Therefore, the theological expression "Trinity" means "energizing." As Jung has shown in A Psychological Approach to the Dogma of the Trinity (in CW 11), a God-image that is yet One is unrecognizable. In modern terms we would say that it is unobservable. As Jung shows further, a development from One to Three is the necessary condition for the recognition of the God-image. Because "Trinity" is symbolically equivalent to "energizing," this means that such an energizing is the necessary condition for the recognition of the masculine God-image as well as for the feminine.

The development from One to Three that the Goddess undergoes is therefore an absolutely important one. It guarantees that this feminine God-image can transform into an energetic principle, i.e. into a spiritual principle. Of course it is this development that is symbolically represented in the myth of the redemption of the archetypal feminine principle out of matter. We will see that in Taoism this "other Trinity", this different energy, is the principle of yin, therefore the differentiation into a Trinity is also the necessary condition for the transformation process {yang -> yin} and {yin -> yang}, which lead to the Tao. (See also Neoplatonic and Hermetic alchemy: Eternal infertility versus incarnation and The Seal of Solomon and the Unsolved Problem of Psyche's Complementary Incarnation)
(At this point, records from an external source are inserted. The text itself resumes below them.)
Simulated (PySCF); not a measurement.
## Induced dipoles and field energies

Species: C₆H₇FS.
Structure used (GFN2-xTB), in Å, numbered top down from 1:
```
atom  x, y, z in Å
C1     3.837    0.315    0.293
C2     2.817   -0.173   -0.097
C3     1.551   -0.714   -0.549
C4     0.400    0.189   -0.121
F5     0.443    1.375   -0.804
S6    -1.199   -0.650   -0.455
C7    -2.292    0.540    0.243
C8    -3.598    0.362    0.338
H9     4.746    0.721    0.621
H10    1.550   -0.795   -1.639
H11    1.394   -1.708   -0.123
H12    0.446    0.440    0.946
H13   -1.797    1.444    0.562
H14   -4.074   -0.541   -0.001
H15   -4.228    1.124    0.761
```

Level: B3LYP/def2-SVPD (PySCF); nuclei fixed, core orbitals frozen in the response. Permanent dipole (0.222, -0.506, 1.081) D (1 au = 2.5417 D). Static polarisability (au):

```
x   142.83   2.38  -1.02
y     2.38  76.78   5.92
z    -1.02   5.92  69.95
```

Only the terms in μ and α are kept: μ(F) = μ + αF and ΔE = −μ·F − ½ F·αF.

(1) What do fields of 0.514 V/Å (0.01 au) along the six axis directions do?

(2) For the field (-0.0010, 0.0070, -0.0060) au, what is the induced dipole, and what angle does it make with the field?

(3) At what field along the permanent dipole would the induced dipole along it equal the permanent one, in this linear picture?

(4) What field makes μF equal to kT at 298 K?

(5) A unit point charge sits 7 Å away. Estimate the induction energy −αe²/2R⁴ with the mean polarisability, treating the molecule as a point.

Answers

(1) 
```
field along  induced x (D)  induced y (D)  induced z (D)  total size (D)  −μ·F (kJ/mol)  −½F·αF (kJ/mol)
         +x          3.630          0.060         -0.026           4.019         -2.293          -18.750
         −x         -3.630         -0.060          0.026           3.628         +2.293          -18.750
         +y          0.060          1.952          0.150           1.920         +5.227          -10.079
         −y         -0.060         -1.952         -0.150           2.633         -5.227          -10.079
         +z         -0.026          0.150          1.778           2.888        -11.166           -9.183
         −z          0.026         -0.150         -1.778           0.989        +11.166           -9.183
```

Although this Goddess is a Trinity and therefore an energetic principle, it differs very much from the masculine God-image. After Paracelsus this Goddess is a second creative principle he called Venus/Melusine (see also Paracelsus and the Renewed Image of God). It is co-aeternum, i.e., as eternal as the Christian God. The logical consequence of such a definition is of course, that this feminine deity is a so-called increatum, i.e. not created by Him - what an incredible heretical thought of the Swiss physician.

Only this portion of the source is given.